115 Years, 115 Impactful Moments
In 1905, USC offered its very first engineering courses out of the physics and mathematics departments.
One hundred and fifteen years later, the USC Viterbi School of Engineering has a name and a host of accomplishments over the ensuing 11.5 decades.
This past May, Dean Yannis Yortsos, working with USC Viterbi vice deans, chairs, and select senior faculty, sought to identify 115 amazing USC Viterbi accomplishments by faculty, students and alumni over that span of time. This list would span all eight departments, the famed USC Information Sciences Institute and various programs of the school.

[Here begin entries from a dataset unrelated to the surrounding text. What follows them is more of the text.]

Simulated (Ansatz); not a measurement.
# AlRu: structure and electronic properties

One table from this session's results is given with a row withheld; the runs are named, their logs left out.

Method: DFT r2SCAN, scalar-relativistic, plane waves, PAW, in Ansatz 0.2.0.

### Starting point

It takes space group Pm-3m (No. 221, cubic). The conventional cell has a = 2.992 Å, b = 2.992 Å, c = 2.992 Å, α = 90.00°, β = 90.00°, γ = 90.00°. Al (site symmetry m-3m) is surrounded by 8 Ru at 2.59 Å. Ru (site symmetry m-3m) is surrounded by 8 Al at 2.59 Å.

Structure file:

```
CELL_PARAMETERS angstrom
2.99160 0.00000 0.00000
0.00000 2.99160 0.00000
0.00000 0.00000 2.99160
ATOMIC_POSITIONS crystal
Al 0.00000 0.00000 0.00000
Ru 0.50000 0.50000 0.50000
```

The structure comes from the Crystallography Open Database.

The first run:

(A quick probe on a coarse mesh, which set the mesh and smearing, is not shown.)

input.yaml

This list, like many of its kind, suffers from a clear recency bias. It is by no means the definitive list of all the USC Viterbi School’s noteworthy accomplishments! However, despite these limitations, perhaps it will serve as a helpful primer on what George Bekey, USC Viterbi professor emeritus, once called the school’s “remarkable trajectory.”
Test your knowledge of these USC Viterbi “wins” in a “Who Wants To be A Millionaire”-style interactive game above.
Or, for those who prefer to dive right in…the full list of 115 accomplishments for 115 years awaits.
The first commercial space vehicle is launched by Space Exploration Technologies (SpaceX) in 2010, carrying a communications nano-satellite developed in part by ISI and its Space Engineering Research Center (SERC).
Similarly, in 2012, a nano-satellite designed and built at ISI and USC is launched successfully.
In 2009, USC became the first and only university to offer bachelor, master and doctorate degrees in astronautical engineering.
In April 2019, the USC Rocket Propulsion Laboratory, became the first student group to launch and recover the world’s first entirely student-designed and fabricated rocket into outer space.
Traveler IV reached 340,000 feet and set the student world altitude record.
Professor Mike Gruntman was a member of the IBEX spacecraft team that in 2008, for the very first time, mapped the interstellar frontier of the solar system.
Twelve USC Viterbi alumni have journeyed beyond Earth’s atmosphere as NASA astronauts.
These include: Charlie Bolden, former NASA administrator, who flew on four space shuttle missions; and Nancy Currie-Gregg, who flew in four space shuttle missions, accruing 1,000 hours in space. In addition, Professor Garett Reisman spent 95 days aboard the International Space Station after which he returned to Earth aboard the Space Shuttle Discovery in 2008. Professor Paul Ronney, now AME department chair, was selected as an alternate payload specialist astronaut. His experiments flew on two Columbia Space Shuttle missions in 1997 (the mission he was backup for) and one in 2003.